“Our Brand Is Crisis,” premieres on Friday night in U.S. movie theaters, focuses on the team of U.S. electoral strategists hired by the Bolivian president and candidate to his reelection.
The movie, produced by George Clooney and starring Sandra Bullock in the lead role, is a fictionalized remake of the 2005 documentary of the same name that portrayed the 2002 Bolivian election of Gonzalo “Goni” Sanchez de Lozada.
It was conceived as a humorous satire of the cynical campaign tactics used by the Greenberg Carvill Shrum consultants, a U.S. group hired by Sanchez de Lozada in a bid to improve his image after a tense first presidential term.
Washington publicly supported Lozada's candidacy against Evo Morales, who was then portrayed as a cocaine terrorist: three days before the vote, the U.S. ambassador publicly warned Bolivian voters against "those who want Bolivia to again be an exporter of cocaine."
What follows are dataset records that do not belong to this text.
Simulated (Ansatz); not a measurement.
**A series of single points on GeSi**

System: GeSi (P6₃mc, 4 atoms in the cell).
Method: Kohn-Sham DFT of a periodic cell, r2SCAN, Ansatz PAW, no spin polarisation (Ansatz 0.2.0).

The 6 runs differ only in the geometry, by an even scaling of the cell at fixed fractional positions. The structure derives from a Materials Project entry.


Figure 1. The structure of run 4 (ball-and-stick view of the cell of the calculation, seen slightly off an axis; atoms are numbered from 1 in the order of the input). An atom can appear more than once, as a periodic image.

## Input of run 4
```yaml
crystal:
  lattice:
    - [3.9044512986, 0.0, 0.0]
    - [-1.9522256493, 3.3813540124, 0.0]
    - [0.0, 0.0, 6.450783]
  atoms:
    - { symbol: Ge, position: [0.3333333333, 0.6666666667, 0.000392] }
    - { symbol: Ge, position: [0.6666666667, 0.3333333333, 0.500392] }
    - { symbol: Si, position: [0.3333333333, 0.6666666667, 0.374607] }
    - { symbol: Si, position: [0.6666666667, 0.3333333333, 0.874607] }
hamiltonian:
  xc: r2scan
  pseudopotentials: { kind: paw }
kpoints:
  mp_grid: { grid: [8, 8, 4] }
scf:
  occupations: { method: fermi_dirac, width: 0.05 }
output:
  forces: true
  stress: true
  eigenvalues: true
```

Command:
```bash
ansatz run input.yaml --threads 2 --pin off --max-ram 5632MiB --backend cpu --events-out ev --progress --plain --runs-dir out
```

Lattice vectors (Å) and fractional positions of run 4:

Thanks to a sophisticated campaign, Sanchez de Lozada won the election in a coalition with other parties, including two that were part of the previous dictatorship led by General Hugo Banzer.
His time in office did not last long. On Oct. 17, 2003, he fled the country on a commercial jet, after the “Black October Massacre” in which over 60 people including men, women, and children were indiscriminately mowed down by the military’s bullets – under Sanchez de Lozada’s command.
Bolivian protesters from El Alto were then demanding the nationalization of Bolivia’s natural gas reserves, and rejected the export of the country's reserves to Chile. When Evo Morales was elected in 2006, one of his first executive decisions was the nationalization of Bolivia’s natural gas reserves.
Sanchez de Lozada currently lives in Chevy Chase, Maryland, a wealthy suburb of Washington, D.C. A Bolivian extradition request filed with the U.S. government insists that he return to Bolivia to face trial for genocide and crimes against humanity.
But up until now, the U.S. government has shown no interest in complying with the extradition request.
For the residents of El Alto, every year on Oct. 17, now nationally declared Bolivia’s “Day of Dignity,” they continue to march until Sanchez de Lozada is brought to Bolivia to face trial and finally close the book of the bloody story of Black October.